The Brand Film Brief Template

Most production briefs are too long, too vague, or both.

The "too long" briefs are usually agency-flavoured: ten pages of moodboard, five pages of brand guidelines, three pages of audience personas, and a deliverable section that boils down to "we want it to feel cinematic." By the time anyone gets to the actual creative direction, the brief has stopped being a working document and started being a deck.

The "too vague" briefs are the opposite. A paragraph of context, a budget number, a deadline, and a hopeful sentence about wanting it to "really capture our brand." Not enough to plan a shoot from. Definitely not enough to know whether it worked.

What sits between those two failure modes is the brief that runs every project I work on. One page. Eight sections. Each one decides something.

I'm publishing it here for anyone who wants a working version they can adapt for their own production work — internal team, external freelancer, agency, or otherwise.

What's in it

The eight sections, in order:

1. The commercial goal. What this content needs to do for the business. Not what it should look like. What outcome it produces.

2. The audience. A specific person, not a demographic. Their role, their priorities, their sources of skepticism.

3. The channel. Where this content lives. Web, paid social, owned email, sales pitches, internal — be specific. The format follows.

4. The single message. One sentence that the audience should remember after watching. If you can't reduce it to a sentence, the brief isn't ready.

5. The proof points. Three to five things that earn the message. Real specifics — numbers, named clients, demonstrable craft, observable behaviour.

6. The tone. Two adjectives, three at most. "Confident, considered, dry" is a tone. "Modern, professional, approachable" is a list of words that mean nothing.

7. The success criteria. How we'll know it worked. Quantitative if possible, qualitative if not. Defined before the shoot, not after the launch.

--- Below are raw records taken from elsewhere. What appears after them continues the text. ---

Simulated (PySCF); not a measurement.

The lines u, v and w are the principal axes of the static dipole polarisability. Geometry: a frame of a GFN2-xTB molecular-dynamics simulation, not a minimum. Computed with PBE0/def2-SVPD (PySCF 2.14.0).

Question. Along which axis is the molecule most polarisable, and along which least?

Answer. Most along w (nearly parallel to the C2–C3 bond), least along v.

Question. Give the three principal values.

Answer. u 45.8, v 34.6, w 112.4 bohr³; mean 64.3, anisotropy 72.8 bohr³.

8. The non-negotiables. Anything that absolutely must or must not be in the final piece. Talent permissions, brand restrictions, legal considerations, sensitive subjects to avoid.

That's the whole thing. One page. Filled in honestly, it's enough to build any brand film around. Filled in vaguely, it surfaces the gaps before you've spent money on production.

Download the template

Download the Brand Film Brief Template (PDF)

It's an editable PDF with the eight sections laid out, plus prompt questions to help you fill in each one. Use it for your next project, internal or external. Send it to me filled in for your next discovery call.

What you do with it

Three suggestions.

Use it before the shoot. Even if you're working with a producer or agency that has their own briefing process, fill this version in for yourself. It'll surface the assumptions and gaps in the project before the production decisions get made.

Use it as a screening tool for partners. When you're choosing between video or photo producers for a project, send them the filled brief and ask what they'd do differently. The good ones will push back on at least one thing. The ones who just nod through every section probably aren't going to challenge the work in production either.

Use it to assess past projects. Pull up the brief from a recent piece of content you commissioned — and compare it to this template. The gaps in your past briefs are the reasons your past content didn't perform.

The brief isn't sexy. It's not gear. It's not visual style. It's not a moodboard. But it's the most consequential decision you make on any production project — and it gets made, or skipped, before anyone shoots a frame.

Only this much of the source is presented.